Tokyo industrial vacancy rises for the tenth consecutive quarter
The vacancy rate hit 6.2% in the first half of the year.
Savills reports that some difficulties persist in the Greater Tokyo market’s logistics property market, largely stemming from the notable expansion in the number of new developments; supply in Greater Tokyo was elevated in 2022 and looks to reach even greater levels in 2023.
The market appears to be struggling somewhat with fully absorbing this new supply, and the gap between supply and demand has widened further.
Here’s more from Savills:
Consequently, vacancy loosened for the tenth consecutive quarter, increasing 3.0 percentage points (ppts) year-on-year (YoY), to 6.2% in 1H/2023. Meanwhile, asking rents experienced a moderate contraction at 3.4% YoY, to JPY4,520, although they increased by 0.2% HoH.
In the Greater Tokyo area, prospects depend largely on the location. Looking at vacancy by prefecture, Ibaraki exceeds 20%, and Kanagawa also demonstrates relatively high levels of vacancy at 8%. Meanwhile, Saitama appears to have only moderate levels of vacancy at 5%, while both Chiba and Tokyo are performing comparatively well at slightly over 3%.
The extension of the Ken-O expressway has expanded the number of areas with potential for developing logistics facilities in Ibaraki, and a development boom appears to have contributed to destabilising the balance between supply and demand.

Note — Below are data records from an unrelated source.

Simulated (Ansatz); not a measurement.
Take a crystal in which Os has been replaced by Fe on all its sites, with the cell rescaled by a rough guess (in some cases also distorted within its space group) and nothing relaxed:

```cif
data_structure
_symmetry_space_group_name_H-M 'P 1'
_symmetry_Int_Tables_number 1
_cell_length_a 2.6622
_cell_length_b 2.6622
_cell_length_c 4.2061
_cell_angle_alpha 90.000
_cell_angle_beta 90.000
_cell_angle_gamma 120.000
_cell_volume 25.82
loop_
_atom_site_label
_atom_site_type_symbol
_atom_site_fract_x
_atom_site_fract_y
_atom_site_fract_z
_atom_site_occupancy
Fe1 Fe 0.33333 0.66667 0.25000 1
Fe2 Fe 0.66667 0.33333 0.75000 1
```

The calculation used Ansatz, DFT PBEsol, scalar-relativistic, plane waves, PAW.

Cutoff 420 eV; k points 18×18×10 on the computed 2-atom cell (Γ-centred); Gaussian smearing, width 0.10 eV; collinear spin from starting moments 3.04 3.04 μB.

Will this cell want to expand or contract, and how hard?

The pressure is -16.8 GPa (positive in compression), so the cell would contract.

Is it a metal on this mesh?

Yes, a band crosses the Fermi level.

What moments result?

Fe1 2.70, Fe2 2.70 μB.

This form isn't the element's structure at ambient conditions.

Meanwhile, in Saitama and Kanagawa, new logistics developments have largely concentrated around the Ken-O expressway, which has also led to some softening in these markets. It is highly likely that some bifurcation will continue depending on the area as the rental markets continue on a lukewarm trend.
The market for general-purpose, multitenant logistics facilities appears to have slowed down due to the large amount of supply that makes it more difficult for such properties to stand out amongst the competition. As a result, rental increments have paused, and some facilities appear to have had more challenges in securing tenants.
At the same time, logistics facilities that are in good locations and that have advantageous features such as cold storage capabilities have continued to perform well, suggesting that some bifurcation will persist in the market. Indeed, despite the mild contraction in rents overall, prime logistics facilities have continued to enjoy rental growth, supporting this statement.
The relatively stable performance of the Greater Osaka market has continued in 2023. Indeed, demand among tenants remains firm, and new completions were somewhat limited in recent years. As such, vacancy rates only saw a slight increase of 0.3ppts YoY, to 2.6%. Indeed, most new developments have been uneventfully absorbed by the market, demonstrating the relatively tight balance between supply and demand.
Average asking rents in Greater Osaka contracted by 5.4% YoY to JPY4,180 per tsubo, although rents remain comfortably higher than two years ago. A significant uptick in supply is forecast over the coming years, which may result in some further loosening of vacancy rates, and some downward pressure on rents going forward.
For instance, the expansion of the ShinMeishin Expressway between Otsu and Takatsuki, which is slated for completion in 2024, will create access to more areas for developing logistics facilities, which could exacerbate competition for tenants and cause some fluctuations in the Greater Osaka market.